Eastrington Ponds was declared a Local Nature Reserve in 2002 in recognition of its wildlife value and its importance to the local community. Local Nature Reserves aim to protect places of special interest and provide opportunities for research, education and informal enjoyment.
It is hard to believe that what is now a peaceful nature reserve and fishing lake was once the most industrial area of Eastrington. The large pond exists on the site of the former Eastrington Brick Works and the tranquil rail trail was once the busy Hull to Barnsley line. After 100 years of carrying coal from the West Riding coalfields to the docks in Hull the line closed and the track has now returned to nature. The borrow pits are remnants of the railway construction and were dug to provide material to build the railway embankment. These borrow pits provide valuable wetland areas for wildlife, where plants and animals are not disturbed.
The reserve now provides many rich wildlife habitats, hosting a wealth of flora and fauna. It is a special place where you can simply soak in its tranquillity and relax!
Exploring the Large Pond
The large pond provides a home and important feeding area for wildlife. Wildfowl can be seen on the pond throughout the year, with the rafts floating in the centre of the pond used by roosting ducks and geese. Watch out in the summer for common terns nesting on these artificial islands, and the beautiful great crested grebes diving for fish around them.
Pond dipping enthusiasts will discover that the pond is also home to a variety of pond life such as water beetles, pond skaters, caddis fly larvae and prehistoric dragon and damselflies. The pond provides an atmospheric setting to watch Daubenton's bats flying low over the surface of the water as they hunt after sunset.

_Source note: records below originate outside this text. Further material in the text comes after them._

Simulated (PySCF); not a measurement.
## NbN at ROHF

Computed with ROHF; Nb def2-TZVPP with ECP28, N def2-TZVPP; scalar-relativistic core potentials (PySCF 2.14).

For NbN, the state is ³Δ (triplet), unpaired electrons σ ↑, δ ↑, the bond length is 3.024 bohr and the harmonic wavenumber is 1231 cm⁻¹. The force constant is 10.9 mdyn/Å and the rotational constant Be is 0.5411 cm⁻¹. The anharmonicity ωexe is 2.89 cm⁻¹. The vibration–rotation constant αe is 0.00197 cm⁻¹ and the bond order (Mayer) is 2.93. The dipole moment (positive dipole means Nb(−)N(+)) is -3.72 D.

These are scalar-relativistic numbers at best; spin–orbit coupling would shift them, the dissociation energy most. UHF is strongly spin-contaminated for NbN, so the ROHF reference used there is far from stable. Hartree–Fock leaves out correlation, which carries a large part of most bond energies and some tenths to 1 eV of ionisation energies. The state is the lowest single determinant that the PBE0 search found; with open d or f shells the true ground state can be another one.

Listen out for a distinctive plopping sound in the pond and you will be rewarded with seeing one of the rare and protected water voles entering the pond. Over the last century the number of water voles has dramatically declined, and in Yorkshire up to 97% has disappeared from our rivers, streams and ponds. Water voles are sometimes mistaken for brown rats, but do not be mistaken; water voles have shorter blunter faces and very small ears, as well as a hairy tail. Water voles are also vegetarian, feeding on waterside grasses and rushes plus roots and bark during winter months.
A new bird hide erected in 2010 allows you to watch the nesting wildfowl without disturbance.
Exploring the Meadows
Mammals love it at Eastrington Ponds! As well as the bats and water voles favouring the ponds, the long grassy areas provide a valuable habitat for other voles and mice including Britain's smallest mammal, the tiny harvest mouse. Harvest mice are so difficult to see that it is only their nests and burrows in the long grass that have given away their presence to conservationists. Deer, squirrels and hedgehogs can also be seen on quiet days.
The small grassy areas are looked after as traditional meadows. Wild flowers are encouraged and several species of orchid, including common spotted orchid, twayblade and bee orchids have been recorded on the reserve.
Exploring the Railway Line & Borrow Pits
Beyond the large fishing pond and meadow, take a rest in the shady picnic area before venturing along the old railway line. The floral diversity of the verges are being encouraged to support invertebrates and mammals. Traditional haymaking practices of cutting and raking the sward occurs in late summer. There are many fine mature willow, hawthorn, ash and oak trees stretching into the distance, and small wild flower clearings dotted along the line ensure that a variety of butterflies can find the plants they need. Purple hairstreak butterflies are difficult to see high in the canopy of the oak trees, but lower down the speckled wood butterflies are in abundance despite living here at the most northern tip of their range in England.
Explore the paths leading to the borrow pits each side of the railway line to venture to the valuable wetland parts of the reserve. With nationally important species such as reed buntings breeding here, it is crucial these areas remain quiet and undisturbed. Glimpses of kingfishers can be your reward as they fly over the ponds and along the drains. The bird hide is a great place to not only watch birds but also to observe dragonflies as they dart across the open water.
Access to the reserve from the car park is by two main paths, which both lead around the main pond.
A short walk of less than 1km around the pond passes the busy bird feeding station. For the more energetic visitor a longer 2km trail leads along the old railway line. Several paths drop down to the smaller borrow pits, and a bird hide offers fine views of wildlife on one of these smaller ponds.
There are 3 picnic areas on the reserve and seats approximately every 100 metres along the paths. The woodland picnic area offers a shady rest area on the reserve, and is also designed for visitors using wheelchairs.
The following pdf document shows a map of Eastrington Ponds.
Map of Eastrington Ponds (pdf 405kb opens in new window)
The following word document offers safety guidance on Eastrington Ponds. Safety guidance notes for Eastrington Ponds (word 16.11kb opens in new window)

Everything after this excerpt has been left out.